Italy’s Treasury Director General Alessandro Rivera told a parliamentary hearing that Rome would eventually offload its stake in the bank it rescued in 2017.
Italy is in talks with the European Union over the deadline for the reprivatisation of MPS.
“Keeping it in state hands indefinitely is not an option,” Rivera said, adding that failed negotiations over a potential merger with UniCredit had shown the EU that it is not possible currently to clinch a deal meeting the required legal and economic conditions.
Rivera did not clarify how long an extension Italy will seek. A source with knowledge of the matter has told Reuters that Rome wants to push back the deadline by years.
“We believe it’s necessary to discuss an adequate extension. With adequate I mean a sufficiently long time span to implement further measures to strengthen the bank and improve its profit outlook,” Rivera said.
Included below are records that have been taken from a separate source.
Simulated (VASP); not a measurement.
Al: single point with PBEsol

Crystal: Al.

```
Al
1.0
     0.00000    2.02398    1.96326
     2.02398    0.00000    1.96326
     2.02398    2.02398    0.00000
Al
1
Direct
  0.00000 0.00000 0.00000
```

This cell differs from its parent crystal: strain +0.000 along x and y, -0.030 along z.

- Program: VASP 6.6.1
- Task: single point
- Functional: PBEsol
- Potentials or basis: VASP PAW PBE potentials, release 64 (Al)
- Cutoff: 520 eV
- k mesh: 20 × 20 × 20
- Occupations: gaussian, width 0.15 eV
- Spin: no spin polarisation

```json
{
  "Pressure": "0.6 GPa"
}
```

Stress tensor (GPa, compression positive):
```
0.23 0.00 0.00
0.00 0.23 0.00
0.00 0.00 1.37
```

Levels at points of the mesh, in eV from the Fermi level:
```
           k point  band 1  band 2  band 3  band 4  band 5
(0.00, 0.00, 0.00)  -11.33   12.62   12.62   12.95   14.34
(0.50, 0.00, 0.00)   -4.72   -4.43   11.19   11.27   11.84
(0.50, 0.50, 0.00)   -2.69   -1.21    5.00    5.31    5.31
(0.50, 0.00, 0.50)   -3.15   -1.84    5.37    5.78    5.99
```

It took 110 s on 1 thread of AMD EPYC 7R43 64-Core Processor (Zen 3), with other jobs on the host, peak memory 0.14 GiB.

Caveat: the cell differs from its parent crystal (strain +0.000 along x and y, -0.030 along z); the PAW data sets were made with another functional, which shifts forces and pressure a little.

After the collapse of the proposed UniCredit deal https://www.reuters.com/business/finance/exclusive-italy-unicredit-set-call-off-talks-over-monte-dei-paschi-sources-2021-10-23, Italy is preparing to see through some of the measures it had devised to smoothe the way for the sale. It plans to rid MPS of its residual problem loans as well as any non-ordinary legal risks, while also bolstering its capital, sources have told Reuters.
Rivera said the Treasury is ready to do its part to help MPS in its capital-raising efforts, indicating that Italy would buy into a new share issue to keep its current 64% stake.
In doing so, Italy intends to avoid inflicting losses on the bank’s investors, in particular its junior bondholders, Rivera said, confirming what sources told Reuters last month.
The bank’s junior debt has been dogged by concerns that its holders would have to incur losses under EU state aid rules before Italy could help with the bank’s capital shortfall, but Rivera said that the new funds Rome is preparing to inject into MPS would not constitute state aid.
The size of the cash call will be set as part of discussions with European authorities on measures the bank must adopt after falling behind on restructuring commitments.
As a consequence, MPS will need to update the business plan management had readied to demonstrate its prospects through to 2025, Rivera said, adding that this is needed for both the European Commission, the European Central Bank and for the investment market.
“The ministry will do its part but it is paramount the plan is attractive for other investors,” he said.